Memory transaction instructions

Nicholas Piggin npiggin at gmail.com
Thu Jan 19 12:41:57 AEDT 2023


On Wed Jan 18, 2023 at 7:05 PM AEST, David Howells wrote:
> Linus Torvalds <torvalds at linux-foundation.org> wrote:
>
> > And for the kernel, where we don't have bad locking, and where we
> > actually use fine-grained locks that are _near_ the data that we are
> > locking (the lockref of the dcache is obviously one example of that,
> > but the skbuff queue you mention is almost certainly exactly the same
> > situation): the lock is right by the data that the lock protects, and
> > the "shared lock cacheline" model simply does not work. You'll bounce
> > the data, and most likely you'll also touch the same lock cacheline
> > too.
>
> Yeah.  The reason I was actually wondering about them was if it would be
> possible to avoid the requirement to disable interrupts/softirqs to, say,
> modify the skbuff queue.  On some arches actually disabling irqs is quite a
> heavy operation (I think this is/was true on ppc64, for example; it certainly
> was on frv) and it was necessary to "emulate" the disablement.

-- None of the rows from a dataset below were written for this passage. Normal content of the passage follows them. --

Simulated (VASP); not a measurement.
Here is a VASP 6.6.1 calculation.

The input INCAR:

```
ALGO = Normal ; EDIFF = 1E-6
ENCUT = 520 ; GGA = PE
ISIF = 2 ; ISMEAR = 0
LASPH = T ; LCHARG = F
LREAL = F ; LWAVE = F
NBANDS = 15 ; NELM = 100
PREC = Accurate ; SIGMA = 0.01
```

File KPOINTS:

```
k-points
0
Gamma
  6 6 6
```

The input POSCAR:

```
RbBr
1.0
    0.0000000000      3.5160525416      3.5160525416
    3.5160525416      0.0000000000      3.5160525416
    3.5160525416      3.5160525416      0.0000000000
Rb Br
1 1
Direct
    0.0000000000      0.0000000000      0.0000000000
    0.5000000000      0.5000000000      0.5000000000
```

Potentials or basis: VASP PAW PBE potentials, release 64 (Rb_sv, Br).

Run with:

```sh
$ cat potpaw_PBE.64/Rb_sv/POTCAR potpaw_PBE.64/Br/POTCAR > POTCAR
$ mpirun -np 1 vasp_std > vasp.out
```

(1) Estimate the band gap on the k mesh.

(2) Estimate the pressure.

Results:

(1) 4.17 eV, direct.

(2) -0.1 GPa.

Not too bad on modern ppc64. Changing MSR in general has to flush the
pipe and even re-fetch, because it can alter memory translation among
other things, so it was heavy. Everything we support has a lightweight
MSR change that just modifies the interrupt enable bit and only needs
minor serialisation (although we still have that software-irq-disable
thing which avoids the heavy MSR problem on old CPUs).